Ah the fallacy of "I'm too busy developing to code review."
Well code reviews are development - just because it's inherently not your feature doesn't affect that.
Ultimately everyone suffers. It's not straightforward at all to get a culture of prioritising code reviews first but it is necessary.
Hence code reviews are priority 1 if assigned - only support issues can bump them. It's the reciprocation of reviews - being necessary for any task to be promoted through the release pipeline - is the motivation in and of itself. A good team should understand the importance of reviewing each other's work - not even having to wait for a formal code review to do it.
Your development task is not complete until it's in production.
There is never really "no time" to do something; just a misappropriation of what is available. As you are experiencing the overall slowing of the process is part of what causes "too busy." As such part of it causes its own problems.

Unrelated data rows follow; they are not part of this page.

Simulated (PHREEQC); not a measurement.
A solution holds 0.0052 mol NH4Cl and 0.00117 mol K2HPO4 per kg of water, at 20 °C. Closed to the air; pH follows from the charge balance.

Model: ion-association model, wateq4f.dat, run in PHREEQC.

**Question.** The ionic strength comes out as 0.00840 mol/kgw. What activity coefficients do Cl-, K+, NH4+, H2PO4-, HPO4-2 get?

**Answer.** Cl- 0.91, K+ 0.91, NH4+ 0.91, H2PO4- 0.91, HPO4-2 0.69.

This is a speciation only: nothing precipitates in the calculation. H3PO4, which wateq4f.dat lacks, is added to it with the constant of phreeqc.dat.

Some of this may depend on the size of your team but if you're having daily standups no one really likes those. I'm a senior developer but I still stand up and go to talk to people working on stuff I'm going to review to see how it's going - especially if it's something I'm familiar with. Anyone you would consider senior should also be doing this - part of the role is to be interested in the overall process as well as developing more junior people. I also personally find it helpful to break from what I'm doing as slapping away at a keyboard isn't the most important part of development - it's thinking about what you're going to do. If that is the mode of operation your developers are in then they need to be rethinking that as well.